Here, Plaintiff cannot make out a prima facie case under the EPA. Plaintiff argues that she did not receive a pay increase due to her gender, dkt. no. 36, p. 8, but she never provided the Court with any evidence of this denial. Without such evidence, the Court cannot simply provide her requested relief. Plaintiff specifically names Stull, an African-American male who worked as a Cashier, as a comparator for the purposes of her EPA claim. Dkt. No. 33-6, ¶ 19. Plaintiff alleges that Stull, who had less experience and education, was hired after her at a higher rate of pay. Dkt. No. 36, p. 8. In support of this argument, Plaintiff cites to Exhibit 12, which she alleges demonstrates that Stull earned more money than she did. Dkt. No. 36-10. Contrary to Plaintiff's argument, Exhibit 12 demonstrates that Plaintiff earned more than Stull, given that her salary was $28,184 while Stull earned $27,476. Id. This exhibit establishes that Stull earned less than she did. Id. It is clear that Plaintiff fails to establish a prima facie case of discrimination under the EPA. Accordingly, Defendant's Motion for Summary Judgment will be GRANTED as to Plaintiff's EPA claim.

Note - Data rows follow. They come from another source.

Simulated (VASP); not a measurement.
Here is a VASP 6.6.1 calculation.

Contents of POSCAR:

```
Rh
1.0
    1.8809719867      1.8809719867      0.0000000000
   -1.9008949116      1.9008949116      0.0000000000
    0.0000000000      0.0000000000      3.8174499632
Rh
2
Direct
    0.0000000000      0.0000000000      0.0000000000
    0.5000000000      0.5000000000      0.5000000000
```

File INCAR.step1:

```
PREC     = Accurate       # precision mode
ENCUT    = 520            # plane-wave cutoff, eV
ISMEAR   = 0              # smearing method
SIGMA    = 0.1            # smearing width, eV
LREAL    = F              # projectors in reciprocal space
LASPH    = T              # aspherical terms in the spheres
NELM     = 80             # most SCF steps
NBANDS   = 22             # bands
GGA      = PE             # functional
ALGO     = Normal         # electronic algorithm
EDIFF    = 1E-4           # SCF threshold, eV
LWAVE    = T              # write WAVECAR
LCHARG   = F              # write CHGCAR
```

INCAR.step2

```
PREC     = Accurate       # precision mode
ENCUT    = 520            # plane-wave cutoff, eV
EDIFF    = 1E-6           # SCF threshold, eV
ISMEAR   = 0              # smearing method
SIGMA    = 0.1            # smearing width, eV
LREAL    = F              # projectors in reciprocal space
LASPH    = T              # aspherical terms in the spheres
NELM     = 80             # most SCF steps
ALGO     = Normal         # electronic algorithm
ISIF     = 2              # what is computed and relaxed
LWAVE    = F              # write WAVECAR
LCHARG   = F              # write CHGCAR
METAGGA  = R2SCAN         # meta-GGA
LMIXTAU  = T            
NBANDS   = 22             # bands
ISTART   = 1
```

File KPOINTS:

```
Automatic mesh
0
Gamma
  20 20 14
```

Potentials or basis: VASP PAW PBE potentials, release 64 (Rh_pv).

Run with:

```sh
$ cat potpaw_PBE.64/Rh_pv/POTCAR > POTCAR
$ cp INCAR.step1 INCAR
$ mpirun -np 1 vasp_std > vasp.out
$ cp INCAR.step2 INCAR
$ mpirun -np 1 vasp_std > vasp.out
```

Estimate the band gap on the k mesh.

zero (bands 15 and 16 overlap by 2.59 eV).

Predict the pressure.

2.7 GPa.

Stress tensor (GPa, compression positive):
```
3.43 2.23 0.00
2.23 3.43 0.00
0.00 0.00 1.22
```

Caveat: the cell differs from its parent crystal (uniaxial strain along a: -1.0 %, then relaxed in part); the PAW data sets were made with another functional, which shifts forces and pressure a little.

II. Plaintiff Failed to Establish a Race Discrimination Case under Title VII

To prove intentional discrimination, a plaintiff may offer direct evidence, circumstantial evidence, or statistical proof. Alvarez v. Royal Atl. Developers, Inc., 610 F.3d 1253, 1264 (11th Cir. 2010). "Direct evidence is evidence which, if believed, proves the existence of a fact without inference or presumption." Scott v. Suncoast Beverage Sales, Ltd., 295 F.3d 1223, 1227 (11th Cir. 2002). Here, Plaintiff's only proffered evidence of discriminatory intent is her contention that she, a female African-American, was fired as a result of a customer complaint while other Caucasian employees with similar disciplinary histories were not. Dkt. No. 36, pp. 9-13. This type of evidence is neither statistical nor direct. Plaintiff must therefore prove her Title VII race discrimination claim with circumstantial evidence.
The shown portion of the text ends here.